Reprinted with permission
from Washingtonpost.Newsweek Interactive and The Washington
Post.
Washington Post
October 6, 2003
Last month the tech policy e-letter examined
emergency 911 services for mobile phones. It's a compelling issue given the
surge in wireless phone use and the emerging trend of home
users discarding old-fashioned landlines altogether.
To catch up: The nation's 911 emergency call centers receive
about 200 million calls each year, about 25 percent of them
from wireless phones. That number is increasing, but only 10
percent of the nation's 7,000 emergency centers can pinpoint
the caller's location, according to Greg Rohde, a former Clinton
administration telecom official and chairman of the E-911 Institute.

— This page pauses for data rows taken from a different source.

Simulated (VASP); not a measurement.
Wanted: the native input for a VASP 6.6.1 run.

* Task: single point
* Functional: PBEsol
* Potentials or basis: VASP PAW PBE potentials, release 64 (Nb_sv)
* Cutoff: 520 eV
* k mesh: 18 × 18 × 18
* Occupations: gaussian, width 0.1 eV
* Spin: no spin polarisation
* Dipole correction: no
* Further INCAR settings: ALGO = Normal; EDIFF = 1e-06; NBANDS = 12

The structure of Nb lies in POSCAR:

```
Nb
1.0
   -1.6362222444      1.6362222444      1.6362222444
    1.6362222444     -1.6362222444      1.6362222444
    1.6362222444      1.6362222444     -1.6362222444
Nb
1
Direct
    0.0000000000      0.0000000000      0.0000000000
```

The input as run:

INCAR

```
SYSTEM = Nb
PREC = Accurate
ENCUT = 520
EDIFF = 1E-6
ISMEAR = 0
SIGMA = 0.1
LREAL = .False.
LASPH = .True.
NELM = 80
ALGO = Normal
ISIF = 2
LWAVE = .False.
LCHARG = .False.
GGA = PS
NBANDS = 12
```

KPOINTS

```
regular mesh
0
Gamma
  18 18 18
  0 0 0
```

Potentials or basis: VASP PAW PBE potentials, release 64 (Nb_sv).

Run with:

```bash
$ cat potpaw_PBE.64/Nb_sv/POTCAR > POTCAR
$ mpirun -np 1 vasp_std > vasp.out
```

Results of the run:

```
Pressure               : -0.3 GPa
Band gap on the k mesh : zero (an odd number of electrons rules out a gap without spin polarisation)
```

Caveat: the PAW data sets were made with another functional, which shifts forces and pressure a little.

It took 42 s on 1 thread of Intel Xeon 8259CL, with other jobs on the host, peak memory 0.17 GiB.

That's because getting accurate location information from a
mobile phone to rescue workers requires a bewildering interplay
between Global Positioning System (GPS) satellites, the wireless
and local landline phone companies and emergency communications
systems.
The Federal Communications Commission established an ambitious
rollout program to make sure that the nation's mobile phone
companies were ready to provide "wireless e-911" services
by 2001, but so far that program has been stalled by missed
deadlines and a major cash shortage. The new deadline is 2005,
but it appears unlikely that emergency and rescue workers will
be to locate mobile phone callers who find themselves in dire
straits.
According to Rohde, billions of dollars have been devoted to
speeding up rollout, but more is needed.
Kimberly Kuo, spokeswoman for the Cellular Telecommunications
and Internet Association, acknowledged that the wireless companies
have missed a number of deadlines -- but pointed out that states
often use 911 taxes assessed on phone bills for completely
different purposes.
"People are really realizing that this is a three-legged stool," Kuo
said. "To say that we're dragging our feet [shows] a real
lack of knowledge about the facts."
Congress seems like it's finally getting ready to be that third
leg. The House Energy and Commerce Committee last week approved
a bill that devotes $100 million to the states to speed up
wireless e-911 rollout.
The money is intended to be used by the states as matching
grants, but sponsor Fred Upton (R-Mich.), in a deft stroke
of genius, stuck a clause in the bill that says the states
would forfeit the grants if they use e-911 tax revenue for
any other reason than speeding up E-911 location rollout.
Upton's bill has been on a fast track so far in the committee,
and a full vote on the floor of the House of Representatives
does not appear to be too far away.
The Senate at some point is expected to consider its own version
of the legislation, which authorizes $500 million in matching
grants rather than $100 million. That bill is sponsored by
Conrad Burns (R-Mont.) and Hillary Clinton (D-N.Y.).
There is no guarantee that any amount of money will come through
in the end, of course, but Congress and the Bush administration
both realize that since the Sept. 11 terrorist attacks Americans
are seeking real security, and that realization may put the
E-911 funding legislation on the fast track to approval.